When you go out with friends to a bar or a restaurant, there's always this awkward moment when the waiter shows up with the check and you've got to figure out how to split the bill. Well, something similar is happening right now in climate change negotiations.
The United Nations is trying to get nearly 200 countries to agree on a plan for how to fight global warming. This week negotiators are in Bonn, Germany, for their last meeting before the final summit starts Nov. 30 in Paris.
And while a lot of the U.N. negotiation is pretty dry, technical stuff — there's diplomat-speak and bickering over the exact wording of documents — some of the dynamics would be familiar to anyone who has ever been out drinking with their buddies.
"It's like all these countries have been at the bar drinking for the afternoon, or for the day, or just showed up recently," says Andrew Jones, co-director of Climate Interactive, a nonprofit organization based in Washington, D.C. "And some people showed up in the morning, and some people just showed up 10 minutes earlier. And then the bill comes."
How To Split The Climate Bill Fairly?
The U.N. talks aren't about drinking beer, but rather burning fossil fuels. And although there's no literal bill, there is a price to pay. Just like with your friends, everyone is supposed to chip in their fair share.
It's almost like "a few people throw down some euros, some people throw down some coins, some in other denominations people don't even know, and then someone's got to put it all together and say, 'Does it really add up?' " explains Jones. "You add it all up and then you say 'Hey, everybody — everybody needs to throw in 10 more,' or 'John, you had a little bit more; you should throw in 20.' It's like that kind of process."
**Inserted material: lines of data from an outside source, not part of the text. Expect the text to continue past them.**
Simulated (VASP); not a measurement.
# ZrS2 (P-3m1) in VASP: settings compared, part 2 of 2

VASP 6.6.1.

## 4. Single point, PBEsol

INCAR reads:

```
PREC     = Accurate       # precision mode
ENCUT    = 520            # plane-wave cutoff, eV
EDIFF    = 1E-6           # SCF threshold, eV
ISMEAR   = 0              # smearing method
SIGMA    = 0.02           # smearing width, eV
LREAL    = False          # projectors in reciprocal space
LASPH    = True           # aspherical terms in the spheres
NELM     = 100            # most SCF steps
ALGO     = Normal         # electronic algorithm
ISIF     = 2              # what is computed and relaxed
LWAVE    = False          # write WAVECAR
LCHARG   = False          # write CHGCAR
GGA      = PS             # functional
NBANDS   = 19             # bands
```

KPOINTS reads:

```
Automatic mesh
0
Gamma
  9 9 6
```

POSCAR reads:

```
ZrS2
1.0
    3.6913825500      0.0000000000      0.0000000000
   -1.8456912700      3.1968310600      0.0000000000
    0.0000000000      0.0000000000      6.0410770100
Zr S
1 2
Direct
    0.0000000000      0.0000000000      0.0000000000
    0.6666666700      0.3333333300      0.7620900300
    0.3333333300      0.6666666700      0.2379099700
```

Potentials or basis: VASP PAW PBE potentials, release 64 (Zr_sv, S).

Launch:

Climate negotiators have not been throwing crumpled bills down on a bar. Instead, countries have been making pledges for what they'll do to help limit global warming to just 2 degrees Celsius. That's the goal nations agreed to years ago, to prevent the worst effects of climate change.
The deadline for countries to make their pledges was this month.
"They're called 'intended nationally determined contributions,' " says David Waskow, director of the international climate initiative at the World Resources Institute, a nonprofit global research organization.
"They're 'intended' because it's what countries are proposing, it's not their final thing," Waskow says. "They're 'nationally determined.' And they're 'contributions' in the sense of what countries are going to contribute to the global effort to reduce emissions."
The plans are all posted on the UN website. They tend to be between five and 15 pages. Countries usually set targets for how much they'll cut their greenhouse gas emissions by 2030, and say how they're going to do it.
"Many countries have also included information on what their renewable energy plans are going to be," Waskow says, "or what they're going to do on energy efficiency, or how they are going to handle forest protection."
More than 150 countries have made these pledges — that's almost the whole world. But the bottom line is, as of now, if climate change were presenting the planet with a bar tab, there's not enough on the table to cover it.
Pledges Made So Far Aren't Enough
"Using my analogy, we have not paid the full bill," Jones says.
His group calculates that if countries do just what they have pledged so far, global warming by the end of the century would be about 3.5 degrees Celsius. So there's still a ways to go.
"But the way that this process is coming together for Paris makes us believe that it is actually possible to get further, and get all the way down to 2 degrees," Jones says.
That is, at some point in the future, maybe, if the summit in Paris can just get the world headed down the right path.
Another group used countries' climate pledges to calculate that the world could limit warming to 2.7 degrees Celsius, if countries continue to improve on their pledges and make more ambitious reductions in greenhouse gases over time.
"The big move for countries to put forward plans is actually quite impressive," says Bill Hare, head of Climate Analytics, a nonprofit institute in Berlin, Germany. "The very fact that they are doing it is a positive story."
What countries does Hare think are like drinking buddies who haven't put in enough?
"Canada, Japan, Australia, New Zealand," he says. "Russia as well, actually, could afford to do a lot more than they're doing."
He thinks China and the European Union have pledged an OK amount.
"The U.S. is a bit like that guy who always was a bit slow to pay at the bar and then somehow got a few negative messages from their mates," says Hare, "and then starts to say, 'OK look, right — now it's time to catch up a bit, and I'm going to buy a round here and a round there.'"
These pledges are only part of the U.N.'s overall effort to get the whole world acting together against climate change. Questions about fairness lie at the heart of the whole process, as nations big and small, rich and poor argue over how much they really owe.
Hare says poorer countries that are trying to develop are pushing back against the richer nations, saying: "You guys got all the chance in the world to burn as much carbon as you wanted and you're telling us 'Hey, time to stop?' " Those developing countries are worried about their future economic growth.
Meanwhile, countries especially vulnerable to climate change say they need help to cope with droughts, extreme weather and rising seas.
"Some countries are beginning to feel like they're standing outside a very noisy bar looking for a taxi to get home and some drunken people wander out into the street and get aggressive and push them around," Hare says.
The final summit in Paris is just weeks away, and tension is building. At the start of this week's negotiation session in Bonn, developing nations complained bitterly that a draft agreement for the negotiations was unfair — basically, that the rich nations were trying to stiff them.